It was a rather long ten minutes sitting in the passenger seat of my brothers jeep, watching headlights of the passing cars get thicker and closer and then brighter, but what went on in those ten very simple minutes is something that I will remember forever. It was a conversation with my oldest brother who for the last four years has been working as a waiter, never gaining the strength or motivation to go back and finish college. It happened about 2 years ago when I was still in high school and doing fairly well and I was a very impressionable person, especially to my brother whom, I knew had experienced many more things than I did. He has made a lot of mistakes, failing out of college his freshman year, and in the subsequent years, not working hard enough. Yet he does have very intriguing and important advice. I guess you could say he learned from his own mistakes but could never follow his own advice. And that is what made me so unwary as to what he told me. At that time, I wasn’t sure what to believe, but now I think I agree with everything he had to say.

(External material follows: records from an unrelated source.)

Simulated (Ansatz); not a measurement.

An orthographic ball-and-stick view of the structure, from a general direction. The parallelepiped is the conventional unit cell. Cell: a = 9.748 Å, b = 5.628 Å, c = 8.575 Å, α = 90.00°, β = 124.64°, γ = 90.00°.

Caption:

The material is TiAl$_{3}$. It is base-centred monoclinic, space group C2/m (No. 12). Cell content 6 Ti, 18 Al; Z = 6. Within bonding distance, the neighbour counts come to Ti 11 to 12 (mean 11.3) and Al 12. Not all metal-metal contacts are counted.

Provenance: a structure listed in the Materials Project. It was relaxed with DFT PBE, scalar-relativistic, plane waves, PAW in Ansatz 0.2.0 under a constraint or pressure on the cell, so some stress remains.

My brother was the type of person who you knew was intelligent and could make it in the real world, but never could apply himself and do the work; He was lazy. Yet it’s not really a physical laziness, but more of a mental one. He, as much as anyone else, enjoyed going out with his friends to parties, or as he got older, to bars, and have a good time and relax. But he did this often, and probably too often. His first year at college was spent in England, where he subsequently failed to make any of his classes and thus flunked out. His second semester was spent roaming around Europe. I am not sure if he returned to school that semester or not; it was a rather touchy subject and we never talked about it. The later years he spent in Georgia, in Mercer University, and waiting tables at a restaurant called Applebee’s. During this period I never talked to him or spent time with him. He spent a year down there and then came up to Northern Virginia where I lived and continued to work there, never re-enrolling in school. So I spent the last two years of high school with him, and we finally formed a close relationship. The sort of relationship where you can talk about anything and everything. A brother is unique in that respect. Something’s you can’t tell your parents and other things are too personal to tell friends, and so the sibling fits in.

Anyway, I was sitting in the front seat, pitch dark except for the rectangle of lighted road ten feet in front of me, while my brother started to explain to me how important it was for me to do something with my life. To get through college and get a steady job and steady relationships and nice clothes, furniture, and a nice apartment. He was there next to me about 8 years older than I was telling me what he did wrong and why all the time he spent accomplishing little for his future was a waste. Yet I still look up to him, and I still admire him, even though I know he made a lot of mistakes. Maybe, I thought, it was because it can happen to me. Or maybe because I was scared and wanted someone to understand if I ever failed. He could have already graduated from college and had a nice apartment, and a steady job, but he didn’t. And that was frustrating for him. Frustration that he doesn’t have what he could have had. It’s that feeling you get when for some reason you can’t have something. My father once said that you should get a job that you enjoy, no matter what the pay or fiscal benefit, but for my brother he never really found that job which suited him well. And so he was stuck. I sat in that car and pondered the importance of what my future held for me and how college could help me achieve my dreams. I was mostly unsure of where I wanted to go and a lot of thought and energy went in to choosing and applying to this school. Furthermore, I always knew what I wanted to do as a career, computer science, and my brother knew it as well. And perhaps he was jealous because of it. He knows now what he wants to do, to open a restaurant and manage, but that goal came too late and he is finding it very difficult to get back in to school to finally achieve that goal. And so he explained to me that I would be going to college under unique circumstances, knowing my goal early on, and being able to work towards it. He never had that opportunity and he was telling me how important knowing your goals early on. He said it would make things so much easier, and he was right.

That small ten minute talk made me realize and understand my brother a little bit more. Sure he made some mistakes and perhaps he needs to go back to college, but he can now achieve his dreams only a couple years later. Mistakes are tragic only if you don’t learn from them, and he told me then that I didn’t have to make those same mistakes because he had already made them for me.